Given the following inhomogeneous heat equation, how to show that the solution is unique?:
$\frac{\partial v(x,t)}{\partial t}- K\frac{\partial^2 v(x,t)}{\partial x^2}=-c{v(x,t)}+y(x)$
$ x\in[0,L]$
IC: $ v(0,0) = v(L,0) = 0 $ and is twice cont. diff.

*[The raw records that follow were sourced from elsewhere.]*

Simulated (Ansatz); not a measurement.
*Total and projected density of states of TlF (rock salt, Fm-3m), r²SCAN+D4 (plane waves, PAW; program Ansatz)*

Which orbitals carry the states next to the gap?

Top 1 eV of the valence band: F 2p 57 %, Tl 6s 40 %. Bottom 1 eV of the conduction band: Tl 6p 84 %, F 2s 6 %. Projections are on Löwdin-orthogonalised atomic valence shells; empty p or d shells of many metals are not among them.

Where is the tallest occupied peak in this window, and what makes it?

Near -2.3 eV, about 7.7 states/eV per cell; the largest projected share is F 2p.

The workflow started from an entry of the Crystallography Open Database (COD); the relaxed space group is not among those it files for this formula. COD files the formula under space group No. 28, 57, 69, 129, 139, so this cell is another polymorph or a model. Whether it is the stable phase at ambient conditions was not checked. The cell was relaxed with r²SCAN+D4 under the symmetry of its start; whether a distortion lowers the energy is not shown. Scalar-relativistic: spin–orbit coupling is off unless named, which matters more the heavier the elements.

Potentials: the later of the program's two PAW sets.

BC: $ v(0,t) = v(L,t) = 0 $
The constants c, K and L are all $> 0$
$y$ is cont. on $[0,L]$
I'm wondering if these kind of PDE's can rewritten as:
$ \frac{\partial v(x,t)}{\partial t}- K\frac{\partial^2 v(x,t)}{\partial x^2}= k$
The last is one of which i guess can be solved by showing that only 1 unique solution exists by introducing a new function $w$ which is equal to the difference of 2 solutions $w_1 - w_2$. Since these are equal the k cancels out. Writing it down:
$ \frac{\partial w_1(x,t)}{\partial t}- K\frac{\partial^2 w_1(x,t)}{\partial x^2}= k$
$ \frac{\partial w_2(x,t)}{\partial t}- K\frac{\partial^2 w_2(x,t)}{\partial x^2}= k$
So $w = w_1 - w_2$ which yields the homogeneous equation $\frac{\partial w(x,t)}{\partial t}- K\frac{\partial^2 w(x,t)}{\partial x^2}= 0$
Your equation can be rewritten using the transformation $\tilde{v}(x,t)={\rm e}^{ct}v(x,t)$. Then, \begin{align} \frac{\partial}{\partial t} \tilde{v}(x,t)=&{\rm e}^{ct}\frac{\partial}{\partial t}v(x,t)+c{\rm e}^{ct}v(x,t)\\ =&K\frac{\partial^2}{\partial x^2}\tilde{v}(x,t)+{\rm e}^{ct}y(x) \end{align} Without this transformation if you had two solutions you can take the difference $w=v_1-v_2$ and $w$ would solve homogeneous equation: \begin{align} \frac{\partial}{\partial t} w(x,t)=K\frac{\partial^2}{\partial x^2}w(x,t)-cw(x,t) \end{align} A good method to prove uniqueness is the energy method where you consider \begin{align} \frac{\partial}{\partial t}\int_0^L\frac{1}{2}w(x,t)^2dx=&\int_0^L w(x,t)\frac{\partial}{\partial t}w(x,t)dx\\ =&\int_0^L w(x,t)\left(K\frac{\partial^2}{\partial x^2}w(x,t)-cw(x,t)\right)dx\\ =&-\int_0^L\left( K\left[\frac{\partial}{\partial x}w(x,t)\right]^2+cw(x,t)^2\right)dx\leq 0 \end{align} Thus the $L^2$ norm of $w$ is not increasing so if it begins as zero it will remain zero, which implies that $w(x,t)=0$. Importantly, you need the correct initial conditions $w(x,0)=0$ for $x\in [0,L]$.